Expressions with many sub-expressions. Complex expressions are evaluated from the inside out (think of a worm eating its way out, layer by layer, from the center of an onion) - that is, function calls have a higher precedence than the arithmetic operators. The "pow" function raises a number to a power: pow(b,e) = b^e. So, if we ignore the evaluation of the individual variables for simplicity, the compiler evaluates the example expression in steps:

pow(a,2)
pow(b,2)
pow(a,2) + pow(b,2)
sqrt(pow(a,2) + pow(b,2))

Expression examples. Expressions span a spectrum from simple to arbitrarily complex. An expression is only a part of a statement, so it cannot stand alone (i.e., an expression appearing outside of a statement will not compile). Programs evaluate an expression to produce a value that only exists while the program runs the statement - the program loses the value when the statement ends.

Declaration

Most Java textbooks state that a variable must be declared before it can be used. Alternatively, C++ textbooks state that a variable must be defined before using it. So, what's the difference between declaring and defining a variable? In Java, there is no difference (and some Java textbooks will use the term "defined" in place of "declared"), but there is a difference in C++.
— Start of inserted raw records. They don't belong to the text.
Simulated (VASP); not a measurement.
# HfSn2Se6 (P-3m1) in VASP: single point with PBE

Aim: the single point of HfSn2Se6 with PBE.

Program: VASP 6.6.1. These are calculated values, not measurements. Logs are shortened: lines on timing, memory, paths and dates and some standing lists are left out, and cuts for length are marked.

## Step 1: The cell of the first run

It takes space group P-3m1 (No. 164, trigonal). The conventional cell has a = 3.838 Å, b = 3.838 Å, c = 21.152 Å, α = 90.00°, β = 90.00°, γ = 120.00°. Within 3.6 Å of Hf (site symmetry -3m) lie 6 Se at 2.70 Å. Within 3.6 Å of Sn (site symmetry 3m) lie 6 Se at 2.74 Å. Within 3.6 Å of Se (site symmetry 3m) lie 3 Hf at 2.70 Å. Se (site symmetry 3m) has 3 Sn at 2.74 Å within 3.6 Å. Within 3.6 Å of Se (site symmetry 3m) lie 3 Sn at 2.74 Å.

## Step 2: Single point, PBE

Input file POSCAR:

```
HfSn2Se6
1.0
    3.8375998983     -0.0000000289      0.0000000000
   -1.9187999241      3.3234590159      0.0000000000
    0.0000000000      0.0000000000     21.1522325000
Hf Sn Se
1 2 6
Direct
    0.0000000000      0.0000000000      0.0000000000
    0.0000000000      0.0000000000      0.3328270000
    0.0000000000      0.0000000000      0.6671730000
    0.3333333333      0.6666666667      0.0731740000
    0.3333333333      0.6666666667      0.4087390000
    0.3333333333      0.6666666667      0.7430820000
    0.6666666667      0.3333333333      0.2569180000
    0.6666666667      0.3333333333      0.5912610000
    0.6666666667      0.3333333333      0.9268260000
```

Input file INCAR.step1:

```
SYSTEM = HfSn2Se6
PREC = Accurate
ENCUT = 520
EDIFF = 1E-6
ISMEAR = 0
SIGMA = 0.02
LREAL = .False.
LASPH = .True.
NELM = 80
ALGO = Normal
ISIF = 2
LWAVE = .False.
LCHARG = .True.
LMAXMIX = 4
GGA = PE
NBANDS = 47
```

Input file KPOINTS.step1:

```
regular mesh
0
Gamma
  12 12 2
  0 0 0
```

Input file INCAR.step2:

A declaration "introduces" a programmer-created name or identifier (called a "symbol" in the language of computer science) to the compiler. The compiler stores the symbol in a temporary data structure called the symbol table. When the symbol is a variable, the compiler also records the variable's data type and where it appears in the program. When the symbol is a function, the compiler records its return type and the number and type of its parameters. The compiler uses the symbol table while translating C++ code to machine code.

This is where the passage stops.